Riverdale — SAR Academy’s 46th Anniversary Dinner, held recently at SAR High School was filled with warmth and tremendous school pride. Emotions ran high as each honoree took center stage while videos highlighted his or her achievements, and Rabbi Binyamin Krauss (‘84), principal, and Rabbi Tully Harcsztark, principal, SAR High School, addressed the audience with words of praise and gratitude for their accomplishments. The dinner boasted an unprecedented number of attendees and raised $3.7mil. This was no coincidence — this year, in addition to honoring two SAR faculty members and an SAR parent, the school chose to honor SAR’s 20 alumni who served in the IDF this past summer during Operation Protective Edge.
Earlier this month, Governor Andrew Cuomo presented his annual State of the State address and his 2015 Executive Budget proposal. For the first time ever, the governor included the Education Investment Tax Credit (EITC) in his Executive Budget, allocating $100 million for the EITC fund and capping the individual income level for recipients at $250,000. If EITC is enacted, it could provide millions of dollars in scholarships to the Jewish community’s middle-income families.

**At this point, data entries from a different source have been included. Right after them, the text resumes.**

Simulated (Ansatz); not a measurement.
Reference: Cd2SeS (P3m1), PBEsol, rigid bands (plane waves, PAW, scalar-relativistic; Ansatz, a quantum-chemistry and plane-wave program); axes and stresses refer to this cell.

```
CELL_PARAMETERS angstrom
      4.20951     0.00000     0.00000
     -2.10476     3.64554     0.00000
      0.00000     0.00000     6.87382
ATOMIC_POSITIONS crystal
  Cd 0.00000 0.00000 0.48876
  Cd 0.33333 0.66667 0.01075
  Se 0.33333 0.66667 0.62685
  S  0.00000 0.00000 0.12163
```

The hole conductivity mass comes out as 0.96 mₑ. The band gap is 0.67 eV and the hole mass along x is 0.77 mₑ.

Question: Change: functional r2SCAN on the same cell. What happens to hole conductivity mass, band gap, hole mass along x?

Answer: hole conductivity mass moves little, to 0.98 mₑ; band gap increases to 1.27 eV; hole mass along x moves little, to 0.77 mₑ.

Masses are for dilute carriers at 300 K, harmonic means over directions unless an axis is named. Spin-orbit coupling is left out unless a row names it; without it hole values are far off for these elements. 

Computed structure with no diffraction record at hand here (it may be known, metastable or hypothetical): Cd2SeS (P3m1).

Governor Cuomo’s announcement came on the heels of the State Senate’s passage of EITC as a stand-alone bill. The Senate has consistently passed EITC each session for the last few years, but the legislation has gained little traction. “By including EITC in his Executive Budget, Gov. Cuomo sends a strong signal that he wants the bill to pass,” said Jake Adler, New York Policy Director for OU Advocacy-Teach NYS. “With the passage of EITC by the Senate and inclusion in the Governor’s budget proposal, EITC is even closer to passing than ever before.”
Maury Litwack, OU Advocacy’s Director of State Political Affairs, said, “Together with the support of the community, we are confident we can create the support necessary to achieve transformative legislative change in Albany. This change is possible, and comes in the form of the Education Improvement Tax Credit from which our day school partners in Pennsylvania and Florida have already benefited greatly.”
The 2015 Executive Budget proposal also included more than $102 million for New York’s Mandated Services Reimbursement program and more than $47 million for the Comprehensive Attendance Policy funding, which represents a $4 million increase to MSR and a $2 million increase to CAP. In addition, more than$16 million was included for repayment of previous CAP arrears, which is unchanged from the 2014 budget. This is the second year that a down payment was included for CAP arrears. Finally, Gov. Cuomo once again included $4.5 million for security funding for non-public schools. While the SAFE Act was originally meant to be for one year only, OU Advocacy-Teach NYS successfully advocated for this important funding to be renewed two years in a row.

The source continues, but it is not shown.